I've made truck mirrors before. Used a broken dressing mirror, made a template, covered the mirror in masking tape. Used a tile cutting blade (diamond blade) for my angle grinder, the thin blade without the serations (smooth blade). Used a rumba sander with wet and dry sand paper (wetted) to smooth the edges a little. Sealed the edges (rim) with a bead of super glue, so water doesn't get under the mirror surface (and to seal any micro cracks that may want to spread). Buying an OEM mirror was expensive and finding just the mirror without the housing, hard. Having one made at a glass shop was about half the price of OEM, making my own took me about half an hour. I did mine outside, used a dust mask and was carefull with the glass dust. Shook out my clothes and threw them in the washing machine. Something about glass dust, just gives me the willies.
I used regular old plumbing silicon to glue the mirror in the housing.
My first mirror, I failed to seal the edges and eventually (after a year or so) water found it's way between the glass and the coating, causing dark edges. My last mirror is four years old and still looks good.
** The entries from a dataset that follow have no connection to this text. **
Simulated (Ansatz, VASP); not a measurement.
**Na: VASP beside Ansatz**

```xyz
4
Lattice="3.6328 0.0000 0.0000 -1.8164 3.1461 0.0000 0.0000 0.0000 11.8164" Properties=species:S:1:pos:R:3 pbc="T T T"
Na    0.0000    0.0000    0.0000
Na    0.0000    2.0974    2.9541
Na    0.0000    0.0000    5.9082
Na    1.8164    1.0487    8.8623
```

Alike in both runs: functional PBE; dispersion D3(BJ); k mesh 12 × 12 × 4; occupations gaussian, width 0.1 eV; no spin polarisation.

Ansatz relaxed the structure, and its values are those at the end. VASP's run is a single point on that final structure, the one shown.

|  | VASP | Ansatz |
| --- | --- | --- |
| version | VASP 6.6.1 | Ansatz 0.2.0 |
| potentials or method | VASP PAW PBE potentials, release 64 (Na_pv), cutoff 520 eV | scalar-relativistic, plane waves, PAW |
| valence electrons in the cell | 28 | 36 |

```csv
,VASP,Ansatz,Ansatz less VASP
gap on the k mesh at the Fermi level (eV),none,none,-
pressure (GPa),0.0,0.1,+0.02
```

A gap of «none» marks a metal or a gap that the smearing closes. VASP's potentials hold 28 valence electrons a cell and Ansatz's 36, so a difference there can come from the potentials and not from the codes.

Try not to force the mirror any when cutting, or it may crack, try not to overheat it. I did mine with many little cuts, with a pause between each cut. I also wet the masking tape, don't know if it helped keep the temp. down any, but didn't seem to hurt much. Helped keep the dust down some.
If you do use plastic, hardened or not and have to clean it. Rub as little as possible (dust is mostly sand) I use window spray and toilet papaer, wash it off before cleaning and don't rub in circles. Rubbing plastic in circles really messes with image at night from light scattering. Your going to have some light scattering anyway with parralel scratches, but circles is the worst. You can rub most of the scratches out with a good quality polishing compound, I keep 3 different grits in the shop. Dupont clear coat polishing compound (not rubbing compound) works about the best for me. I've used polishing compound on rag top rear plastic windows with acceptable results, the plastic side curtain windows on my YJ and even my motorcycle helmet face plate (ballistic Lexan). The results aren't perfect, but an acceptable improvement (reduces light scattering) for scratched plastic.
Last tip, when cutting plastic keep it wet. Whether you use a jig saw or whatever, wetting it well and keeping it wet, will prevent the cut from welding itself back together and the cuttings won't stick to the plastic.